The Court will confirm only the appraisal award's determination that the replacement cost value of the loss is $3, 871, 891.

B. Recovery of Pre-award Interest

Having confirmed the appraisal award, the Court turns to the thornier issue presented by this case: whether HRA may recover pre-award interest. HRA insists that Minn. Stat. § 549.09 applies to appraisal awards and requires that the Court give it interest on the actual-cash-value award at a rate of 10% from the date it notified HAPI of the loss to the date HAPI fully paid the loss. HAPI objects to the recovery of pre-award interest on several grounds: the plain language of Minn. Stat. § 549.09 does not encompass appraisal awards; Minnesota's specific prejudgment interest-statute for breaches of commercial insurance policies, Minn. Stat. § 60A.0811, bars recovery of preaward interest; and its estimate of loss was closer to the appraisal panel's valuation of the loss than HRA's estimate.

Under the unique facts of this case, however, the Court need not address any of those arguments. The Court assumes without deciding that Minn. Stat. § 549.09 extends prejudgment interest to appraisal awards in insurance disputes, regardless of Minn. Stat. § 60A.0811's applicability or the parties' relative estimates of loss. Rather, the Court holds that even if an insured may recover pre-award interest on an appraisal valuation from an insurer, HRA may not do so because it was not entitled to payment of the loss until after the appraisal panel issued its award-and thus not entitled to interest on the award before HAPI was obligated to make the payment.

The Court's analysis begins with the statutory language of Minn. Stat. § 549.09 and ends with the contract language of the insurance policy. As relevant to these Motions, Minn. Stat. § 549.09 grants prejudgment interest in certain circumstances:

Except as otherwise provided by contract or allowed by law, preverdict, preaward, or prereport interest on pecuniary damages shall be computed as provided in paragraph (c) from the time of the commencement of the action or a demand for arbitration, or the time of a written notice of claim, whichever occurs first, except as provided herein.

Minn. Stat. § 549.09, subd. 1. The first six words of the statute, "[e]xcept as otherwise provided by contract, " resolve the issue. Though the insurance policy does not expressly prohibit pre-award interest, it implicitly addresses when the interest would start accruing based on when HAPI must pay the loss:

An insured loss will be payable 30 days after a satisfactory proof of loss is received, and the amount of the loss has been established either by written agreement with you' or the filing of an appraisal award with us'.

(Compl. Ex. A, at 49.) The Court must enforce the plain meaning of statutory and contract language when the language is clear and unambiguous. Graphic Commc'ns Local 1B Health & Welfare Fund A v. CVS Caremark Corp., 850 N.W.2d 682, 689 (Minn. 2014); Travelers Indem. Co. v. Bloomington Steel & Supply Co., 718 N.W.2d 888, 894 (Minn. 2006).

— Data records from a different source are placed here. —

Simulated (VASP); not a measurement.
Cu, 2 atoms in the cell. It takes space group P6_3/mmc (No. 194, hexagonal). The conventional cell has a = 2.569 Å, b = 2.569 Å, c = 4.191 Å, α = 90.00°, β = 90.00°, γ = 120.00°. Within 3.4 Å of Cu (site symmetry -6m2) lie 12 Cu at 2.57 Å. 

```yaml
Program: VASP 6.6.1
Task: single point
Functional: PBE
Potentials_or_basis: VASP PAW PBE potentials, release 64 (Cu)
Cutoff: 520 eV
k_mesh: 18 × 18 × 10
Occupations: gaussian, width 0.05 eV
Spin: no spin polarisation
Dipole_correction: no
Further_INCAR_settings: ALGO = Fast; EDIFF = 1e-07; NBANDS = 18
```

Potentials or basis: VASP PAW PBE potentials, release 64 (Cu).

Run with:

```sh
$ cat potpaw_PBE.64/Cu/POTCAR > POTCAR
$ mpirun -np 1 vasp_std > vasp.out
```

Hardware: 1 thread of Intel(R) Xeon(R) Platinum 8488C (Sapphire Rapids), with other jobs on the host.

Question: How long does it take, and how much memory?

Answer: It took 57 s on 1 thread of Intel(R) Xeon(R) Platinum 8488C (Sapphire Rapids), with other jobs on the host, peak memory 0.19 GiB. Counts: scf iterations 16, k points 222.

When read together, Minn. Stat. § 549.09 and the insurance policy unambiguously prevent recovery of pre-award interest until the loss is payable. Other than "to promote settlement, " the purpose of prejudgment, or pre-award, interest is "to compensate the plaintiff for the loss of use of his money." Burniece v. Ill. Farmers Ins. Co., 398 N.W.2d 542, 544 (Minn. 1987). In other words, pre-award interest "deprive[s] the defendant of any gain resulting from the use of money rightfully belonging to the plaintiff." Id . All of this assumes, however, that the plaintiff previously had a right to the money and the defendant wrongfully withheld the money.

That assumption crumbles here. Under the insurance policy, the loss was payable 30 days after the appraisal award. The appraisal panel issued its award on June 4, 2014 and-19 days later-on June 23, 2014, HAPI paid HRA the actual-cash-value award in full. Because HAPI owed no payment for the loss until July 4, 2014, HRA was not entitled to the payment before then. And by extension, because HRA was not yet entitled to the payment, it suffered no loss of the use of the money. Holding that HRA may recover pre-award interest in that instance would thwart not only the pertinent statutory and contract language, but also the primary purpose of prejudgment interest.

HRA contends that public policy nonetheless favors granting it pre-award interest. Relying on the dual purposes of prejudgment interest-account for the time value of money and prompt settlement-HRA maintains that the inability to recover pre-award interest would encourage insurers to drag out the claims process by undervaluing the loss and demanding an appraisal. But that potential for abuse cuts both ways. The recovery of pre-award interest would likewise encourage insureds to drum up greater interest-and in this case, at a healthy rate of 10%-by overvaluing the loss and forcing an appraisal. And indeed, the latter scenario appears to describe the situation here. HAPI's estimated valuation was less than the appraisal panel's actual-cash-value award by $263, 078.90, while HRA's estimated valuation was greater than the award by over ten times that amount, or $2, 928, 502.20. If anything, HRA's excessive valuation induced the appraisal and delayed HAPI's payment. The Court does not find HRA's public-policy argument compelling enough to override the clear statutory and contract language.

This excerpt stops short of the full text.